Incoming Emory president focused on access, affordability, cooperation


Renowned public health researcher Claire Sterk initially didn’t think much about applying to become Emory University’s next president. Her colleagues pushed her to apply, and the job description mentioning collaboration and positioning Emory for the future excited her.

Still, she said, “it was a tremendous surprise … I never totally allowed myself to believe I would be a finalist.”

Sterk, Emory’s current provost and executive vice president for academic affairs, will become the university’s first female president in September. It’s a significant feat — about 26 percent of college presidents are female — but to her, not the most important one.

“I’m excited to be Emory’s first female president, but more excited about being Emory’s president,” she said.

Sterk will take over Sept. 1 for retiring president James Wagner, who led the institution for 13 years.

On her list of priorities are addressing some of the challenges in higher education including providing better access and making college more affordable for students, improving collaboration between faculty and students and increasing diversity among students and employees, particularly in science and technology fields. Also important is continuing leadership in the health care industry.

“One of the treasurers of Emory is to have the academic health center … which allows for training opportunities for students and allows for discovery and advances in health and healing. I’m proud that Emory has trained the majority of health care providers in the state of Georgia.”

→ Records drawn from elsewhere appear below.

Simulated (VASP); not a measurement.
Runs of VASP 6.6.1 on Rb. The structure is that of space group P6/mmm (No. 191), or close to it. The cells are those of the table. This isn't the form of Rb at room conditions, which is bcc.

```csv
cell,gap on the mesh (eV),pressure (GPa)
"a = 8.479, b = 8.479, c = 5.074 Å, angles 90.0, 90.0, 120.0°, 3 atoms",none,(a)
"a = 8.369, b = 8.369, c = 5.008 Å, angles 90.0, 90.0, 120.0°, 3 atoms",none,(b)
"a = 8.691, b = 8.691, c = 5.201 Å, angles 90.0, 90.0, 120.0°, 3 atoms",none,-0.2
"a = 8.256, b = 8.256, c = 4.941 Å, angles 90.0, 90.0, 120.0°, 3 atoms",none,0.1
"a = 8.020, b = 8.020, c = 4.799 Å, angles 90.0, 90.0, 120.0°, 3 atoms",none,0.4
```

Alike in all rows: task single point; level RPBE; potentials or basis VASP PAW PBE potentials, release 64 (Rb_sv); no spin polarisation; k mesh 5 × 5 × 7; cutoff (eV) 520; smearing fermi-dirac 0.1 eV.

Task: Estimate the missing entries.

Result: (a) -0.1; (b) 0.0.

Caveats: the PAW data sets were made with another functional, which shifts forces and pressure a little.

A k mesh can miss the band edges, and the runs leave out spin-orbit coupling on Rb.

Sterk, a native of the Netherlands, began her tenure at Emory in 1995 as a faculty member in the school of public health. She also chaired the behavioral sciences and health education department and was associate dean for research and senior vice provost for academic affairs.

During her professional career, Sterk has become a leading international expert in public health and anthropology. With her husband and research partner, Kirk Elifson — who is also a faculty member in Emory’s Rollins School of Public Health — she has attracted more than $33 million in research funding to Emory.